The weather this time of year, to me, is frightful. In December, if it's too cold, or it's raining or snowing, I am fine either taking the day off, or riding inside. Rides can be much shorter, as the "season" is a ways away. By the time you get to March and April, though, excuse time is running thin and you have to start getting outside no matter what. A 90 minute trainer ride just does not do what a 3+ hour ride on the roads will do. Of course, it's also the time of year when it rains (all the f***ing time) and is always super windy. And sometimes you luck out and it's warm but a lot of times it's not.
This was the case with Saturday, which became Super GT Saturday (Super Get Tough Saturday). The planned ride was the famed Lineboro ride. It was the first ride I did with OJ and Benda all those years ago (I guess 2006?) when I overestimated my abilities and got left in Glen Rock to ride 30 miles home by myself. From old Tri-Speed in Timonium, it's a 78 mile ride. From home, it's 115. I was up for something in the middle, so Pat and I met Ben W and Benda at Meadowbrook shortly after 8am on Saturday.
Rewinding for a minute, back in college, training with Tri Guy Tommy meant that you went out in all conditions. One day I remember was so bad that I wanted to scream bloody murder. 38 degrees, monsoon-like rain. I made it through 90 minutes or 2 hours or something and had to call it a day. From that day forward I was committed to not doing that again. Over time, OJ and I have developed our system. If it's below 50 and actively precipitating at the time we are supposed to ride, we call the ride off. If it is not raining at the start, but we think we will get rained on during the ride, we'll suck it up. Shoot, just riding below 40 degrees sometimes is a challenge, without rain.
Saturday morning when I woke up it was 32. When we got to Meadowbrook, it was maybe 34. And it looked like it was going to rain. As we were putting our stuff on, it started to rain. Shit. Get on the bikes, quick, I said. As we pedaled out of the parking lot and onto Falls Road, it was a steady rain. For 2 hours it rained. We went up and up and up, until finally we were in Hampstead. When we got to Lineboro Rd, we were pleased to finally have some respite. For at least 20 miles, it's generally flat to small rollers, and with the tailwind we had, it was pretty comfortable.

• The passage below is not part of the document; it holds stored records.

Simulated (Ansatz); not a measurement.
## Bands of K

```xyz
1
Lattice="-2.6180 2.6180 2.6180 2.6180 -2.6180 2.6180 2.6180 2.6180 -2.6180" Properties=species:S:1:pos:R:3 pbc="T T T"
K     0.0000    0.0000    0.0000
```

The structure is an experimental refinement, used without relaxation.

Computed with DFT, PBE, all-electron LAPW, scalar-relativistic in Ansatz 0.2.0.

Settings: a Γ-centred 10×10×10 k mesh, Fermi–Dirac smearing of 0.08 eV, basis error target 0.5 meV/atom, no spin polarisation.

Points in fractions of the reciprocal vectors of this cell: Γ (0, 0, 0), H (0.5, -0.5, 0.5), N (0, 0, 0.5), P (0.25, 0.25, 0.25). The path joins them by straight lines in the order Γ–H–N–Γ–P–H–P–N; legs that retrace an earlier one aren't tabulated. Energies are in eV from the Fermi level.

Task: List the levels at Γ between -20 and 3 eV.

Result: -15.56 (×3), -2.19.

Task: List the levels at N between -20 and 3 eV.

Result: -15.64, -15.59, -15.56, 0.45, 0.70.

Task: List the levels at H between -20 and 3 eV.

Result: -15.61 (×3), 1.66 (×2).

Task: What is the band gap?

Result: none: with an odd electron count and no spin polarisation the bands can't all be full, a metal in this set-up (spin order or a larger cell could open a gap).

But riding in the rain is weird, and does strange things to you. You can be miserable, but totally fine, while it's raining, but then it stops and your legs lock up. It's happened to me before, and it happened to me on this day. I tend to not do well with stops, particularly extended ones, on cold days. The sun was not shining and even at 1pm the temperature was still not above 40, and the hours of rain enabled my body to get pretty cold. One minute I was riding well, we stopped in Glen Rock for a refueling break, and when we got going again, I had nothing.
As we got onto York Rd (22 miles from HV, at least 34 back to Meadowbrook), there was no power left in the engine room. It took everything I had to get up the grueling hills of Hereford. Ben, who is training for an IM in a few weeks, was riding stronger now and I told him to go home. Pat stayed back with me and I quickly crushed a Snickers, a glazed donut and drank a Coke from a (now) 7-11 on Mt. Carmel Rd. It seemed to get me back to a better place, and I was able to get home from there. As I don't ride with a computer, Ben's was malfunctioning and Pat forgot to start his for a few miles, the ride was somewhere between 96 and 97 miles. Easily the worst day I've ever tried to ride that long in my life, so even though I was brutalized by the end, I deposited that one into the fitness bank.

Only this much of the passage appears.